If characters are to become agents of causality, their traits must be affirmed in speech and physical behavior, the observable projections of personality. While films can entirely do without people, Hollywood cinema relies upon a distinction between movement and action. Movement, writes Frederick Palmer, 14
is merely motion. Action is usually the outward expression of inner feelings…. For instance, one might write: 'The whirring blades of the electric fan caused the window curtains to flutter. The man seated at the massive desk finished his momentous letter, sealed it, and hastened out to post it.' The whirring fan and the fluttering curtain give motion only-the man's writing the letter and taking it out to post provides action.
It is of action that photoplays are wrought.

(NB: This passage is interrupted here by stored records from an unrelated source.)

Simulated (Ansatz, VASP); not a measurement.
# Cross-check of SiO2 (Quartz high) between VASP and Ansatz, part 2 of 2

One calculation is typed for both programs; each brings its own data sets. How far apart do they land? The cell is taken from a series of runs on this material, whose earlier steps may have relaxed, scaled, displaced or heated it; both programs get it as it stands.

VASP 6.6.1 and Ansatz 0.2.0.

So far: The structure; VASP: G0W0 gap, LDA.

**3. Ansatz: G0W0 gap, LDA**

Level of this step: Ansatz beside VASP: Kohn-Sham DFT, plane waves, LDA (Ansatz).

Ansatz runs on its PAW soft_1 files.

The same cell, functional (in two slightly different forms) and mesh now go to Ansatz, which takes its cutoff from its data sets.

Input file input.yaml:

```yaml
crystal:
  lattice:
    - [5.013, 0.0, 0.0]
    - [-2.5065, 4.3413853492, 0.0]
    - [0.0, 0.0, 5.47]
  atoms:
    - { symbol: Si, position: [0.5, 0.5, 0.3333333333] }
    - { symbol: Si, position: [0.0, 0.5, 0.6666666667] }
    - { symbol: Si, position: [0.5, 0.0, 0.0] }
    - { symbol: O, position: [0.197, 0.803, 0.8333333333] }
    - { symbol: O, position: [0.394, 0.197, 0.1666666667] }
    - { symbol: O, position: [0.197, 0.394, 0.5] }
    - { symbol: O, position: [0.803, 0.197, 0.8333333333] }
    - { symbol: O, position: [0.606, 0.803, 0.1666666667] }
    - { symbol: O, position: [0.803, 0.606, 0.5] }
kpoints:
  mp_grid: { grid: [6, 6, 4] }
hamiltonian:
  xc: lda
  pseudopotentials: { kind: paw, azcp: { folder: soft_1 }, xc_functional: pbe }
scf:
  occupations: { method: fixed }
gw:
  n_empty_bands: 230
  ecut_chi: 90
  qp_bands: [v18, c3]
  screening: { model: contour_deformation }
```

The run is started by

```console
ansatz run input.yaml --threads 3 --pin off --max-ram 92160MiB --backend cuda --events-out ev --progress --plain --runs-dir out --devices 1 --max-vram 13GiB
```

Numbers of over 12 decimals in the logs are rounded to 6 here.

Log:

Palmer's scene provides a precise hypothetical alternative to the classical style (one that Ozu will actualize in his shots of objects interrupting passages of character 'action'). Hollywood cinema, however, emphasizes action, 'the outward expression of inner feeling, ' the litmus test of character consistency. Even a simple physical reaction-a gesture, an expression, a widening of the eyes-constructs character psychology in accordance with other information. Most actions in the classical film proceed, as Bazin put it, 'from the commonsense supposition that a necessary and unambiguous causal relationship exists between feelings and their outward manifestations.' 15
Hollywood cinema reinforces the individuality and consistency of each character by means of recurrent motifs. A character will be tagged with a detail of speech or behavior that defines a major trait. For example, the nouveau riche Upshaw in *Going Highbrow (1935) is associated with his craving for tomato juice and eggs, a sign of his ordinary tastes. The 'fallen woman' in *Woman of the World (1925) is defined by her exotic tattoo, executed at a lover's request. In *Mr. Skeffington (1944), Fanny's flightiness is conveyed by her habit of mentioning a luncheon engagement with another woman but then always standing her up. The motif may associate the character with an object or locale. The heroine of *The Tiger's Coat (1920) is associated with a painting that compares her to a 'tawny tiger skin.' In *His Double Life (1933), Farrell meets a woman who talks of her garden while the soundtrack plays 'Country Gardens'; once he has married her, they are seen sitting in her garden. Consistency of character is conveyed by repeating the motif through the film. With a minor character, the motif may be a running gag that aids easy identification, as when one soldier in *The Hasty Heart (1949) has been curious about what a Scotsman wears under his kilts and at the end peers under the kilts to find out.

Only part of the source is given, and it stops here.